New Tax Reconciliation act

 

The “Tax Increase Prevention and Reconciliation Act” (TIPRA) was signed into law by the President on May 17, 2006. The most talked about provisions in this law were the short-term alternative minimum tax relief for 2006 and the extension of the current low-taxed capital gains and dividends rate that was due to expire after 2008. However, it also carried a number of other changes affecting individuals and businesses, and included corporate and foreign provisions, technical corrections and extensions of several provisions. Some of these are:

  • kiddie tax age limit raised from under 14 to under 18 for tax years beginning after Dec. 31, 2005.  

  • income limit on Roth IRA conversions eliminated for tax years beginning after Dec. 31, 2009.

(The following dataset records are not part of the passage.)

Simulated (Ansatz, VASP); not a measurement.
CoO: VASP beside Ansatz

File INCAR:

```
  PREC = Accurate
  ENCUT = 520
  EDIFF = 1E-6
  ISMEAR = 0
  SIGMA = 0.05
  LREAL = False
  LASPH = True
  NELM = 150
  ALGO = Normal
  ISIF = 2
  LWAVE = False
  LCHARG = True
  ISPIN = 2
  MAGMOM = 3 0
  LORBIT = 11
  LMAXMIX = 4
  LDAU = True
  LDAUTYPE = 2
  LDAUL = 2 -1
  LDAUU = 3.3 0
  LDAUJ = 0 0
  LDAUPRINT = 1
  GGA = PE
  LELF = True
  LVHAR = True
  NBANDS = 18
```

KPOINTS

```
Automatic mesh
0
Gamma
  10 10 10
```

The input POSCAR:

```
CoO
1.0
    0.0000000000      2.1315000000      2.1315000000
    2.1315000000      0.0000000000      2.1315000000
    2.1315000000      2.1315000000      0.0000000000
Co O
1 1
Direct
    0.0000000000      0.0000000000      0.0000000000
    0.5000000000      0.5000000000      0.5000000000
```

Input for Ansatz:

  • extension of increased Code Sec. 179 expensing for small business through the end of 2009. 

  • modification of the 50% W-2 wage limit on the Code Sec. 199 domestic production deduction, effective for tax years beginning after May 17, 2006. 

  • information reporting required for tax-exempt interest after Dec. 31, 2005. 

  • changes for corporate estimated tax payments due on Sept. 15, 2010 and Sept. 15, 2011. 

  • capital gain treatment allowed for self-created musical works at the taxpayer's election for a pre-Jan. 1, 2011 sale or exchange in tax years beginning after May 17, 2006. 

  • amortization of expenses paid for musical works and copyrights for tax years beginning after Dec. 31, 2005 and before Jan. 1, 2011. 

  • the active business test for a tax-free corporate spin-off is simplified for distributions made after May 17, 2006 and before Jan. 1, 2010. 

  • changes (some not favorable to taxpayers) to the foreign earned income exclusion and housing allowance for U.S. citizens working abroad for tax years beginning after Dec. 31, 2005.